The love of God is the cause of the atonement. But why did the love of God take this way of realizing its end? This is the question of the reason as distinguished from the cause. Notable theologians in the history of the church have taken the position that there was no absolute reason, that God could have saved men by other means than by the blood-shedding of His own Son, that, since God is omnipotent and sovereign, other ways of forgiving sin were available to Him. But God was pleased to adopt this method because the greatest number of advantages and blessings accrued from it. God could have redeemed men without the shedding of blood, but He freely chose not to and thereby He magnifies the glory of His grace and enhances the precise character of the salvation bestowed (e.g., Augustine, Aquinas, Thomas Goodwin, John Ball, Thomas Blake).
It might appear that this view does honor to the omnipotence, sovereignty, and grace of God and, also, that to posit more would be presumptuous on our part and beyond the warrant of Scripture. Is it not the limit of our thought to say that “without the shedding of blood” (Heb 9:22) there is actually no remission and be satisfied with that datum?
There are, however, certain things God cannot do. “He cannot deny himself” (2Ti 2:13) and it is “impossible for God to lie” (Heb 6:18). The only question is: are there exigencies arising from the character and perfections of God which make it intrinsically necessary that redemption should be accomplished by the sacrifice of the Son of God? It should be understood that it was not necessary for God to redeem men. The purpose to redeem is of the free and sovereign exercise of His love. But having purposed to redeem, was the only alternative the blood-shedding of His own Son as the way of securing that redemption? There appear to be good reasons for an affirmative answer.
A. Salvation requires not only the forgiveness of sin but also justification. And justification, adequate to the situation in which lost mankind is, demands a righteousness such as belongs to no other than the incarnate Son of God, a righteousness undefiled and undefilable, a righteousness with divine property and quality (cf. Rom 1:17; 3:21-22; 10:3; 2Co 5:21; Phi 3:9). It is the righteousness of the obedience of Christ (Rom 5:19). But only the Son of God incarnate, fulfilling to the full extent the commitments of the Father’s will, could have provided such a righteousness. A concept of salvation bereft of the justification which this righteousness imparts is an abstraction of which Scripture knows nothing.

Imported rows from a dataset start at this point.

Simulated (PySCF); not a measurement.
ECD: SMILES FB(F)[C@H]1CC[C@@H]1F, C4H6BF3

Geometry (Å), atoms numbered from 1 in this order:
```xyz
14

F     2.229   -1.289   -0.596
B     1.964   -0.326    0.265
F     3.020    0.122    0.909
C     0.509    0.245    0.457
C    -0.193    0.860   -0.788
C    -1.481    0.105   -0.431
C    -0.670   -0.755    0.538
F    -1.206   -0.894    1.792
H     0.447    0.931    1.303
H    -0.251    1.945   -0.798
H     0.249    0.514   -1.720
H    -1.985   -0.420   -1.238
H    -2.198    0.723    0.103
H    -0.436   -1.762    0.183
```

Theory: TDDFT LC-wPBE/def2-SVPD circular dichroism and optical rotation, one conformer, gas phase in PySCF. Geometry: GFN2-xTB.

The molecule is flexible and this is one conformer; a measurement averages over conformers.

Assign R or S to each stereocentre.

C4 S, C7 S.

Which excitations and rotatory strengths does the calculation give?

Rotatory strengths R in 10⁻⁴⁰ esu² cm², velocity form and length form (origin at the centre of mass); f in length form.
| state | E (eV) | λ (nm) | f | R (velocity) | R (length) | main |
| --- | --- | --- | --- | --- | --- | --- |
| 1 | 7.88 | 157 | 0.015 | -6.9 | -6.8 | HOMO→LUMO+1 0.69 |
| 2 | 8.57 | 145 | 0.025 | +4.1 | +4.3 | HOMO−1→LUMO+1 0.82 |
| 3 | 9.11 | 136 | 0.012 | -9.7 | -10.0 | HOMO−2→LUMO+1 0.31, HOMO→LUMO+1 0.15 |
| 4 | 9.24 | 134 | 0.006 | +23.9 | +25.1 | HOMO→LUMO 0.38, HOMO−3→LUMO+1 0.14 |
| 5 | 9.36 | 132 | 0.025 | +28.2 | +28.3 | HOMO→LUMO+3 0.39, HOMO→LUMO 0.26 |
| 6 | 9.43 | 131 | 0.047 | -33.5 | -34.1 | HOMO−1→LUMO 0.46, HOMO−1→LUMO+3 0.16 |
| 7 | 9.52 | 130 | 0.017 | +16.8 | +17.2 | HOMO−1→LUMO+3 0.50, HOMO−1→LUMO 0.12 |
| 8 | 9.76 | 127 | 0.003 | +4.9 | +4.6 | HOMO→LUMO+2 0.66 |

B. Sin is the contradiction of God and He must react against it with holy wrath. Wherever sin is, the wrath of God rests upon it (cf. Rom 1:18). Otherwise God would be denying Himself, particularly His holiness, justice, and truth. But wrath must be removed if we are to enjoy the favor of God which salvation implies. And the only provision for the removal of wrath is propitiation. This is surely the import of Romans 3:25-26, that God set forth Christ a propitiation to declare His righteousness, that He might be just and the justifier of the ungodly. The Cross of Christ is the supreme demonstration of the love of God (cf. Rom 5:8; 1Jo 4:9-10). But would it be a supreme demonstration of love if the end secured by it could have been achieved without it? Would it be love to secure the end by such expenditure as the agony of Gethsemane and the abandonment of Calvary for God’s own well-beloved and onlybegotten Son if the result could have been attained by less costly means? In that event would it not have been love without wisdom? In this we cannot suppress the significance of our Lord’s prayer in Gethsemane (Mat 26:39). If it had been possible for the cup to pass from him, his prayer would surely have been answered. It is when the indispensable exigencies fulfilled by Jesus’ suffering unto death are properly assessed that we can see the marvel of God’s love in the ordeal of Calvary. So great was the Father’s love to lost men that He decreed their redemption even though the cost was naught less than the accursed tree. When Calvary is viewed in this light, then the love manifested not only takes on meaning but fills us with adoring amazement. Truly this is love. Those who think that in pursuance of God’s saving purpose the Cross was not intrinsically necessary are, in reality, not dealing with the hypothetical necessity of the atonement but with a hypothetical salvation. For, on their own admission, they are not saying that the actual salvation designed and bestowed could have been enjoyed without Christ but only salvation of lesser character and glory. But of such salvation the Scripture knows nothing, and no good purpose can be served by an imaginary hypothesis.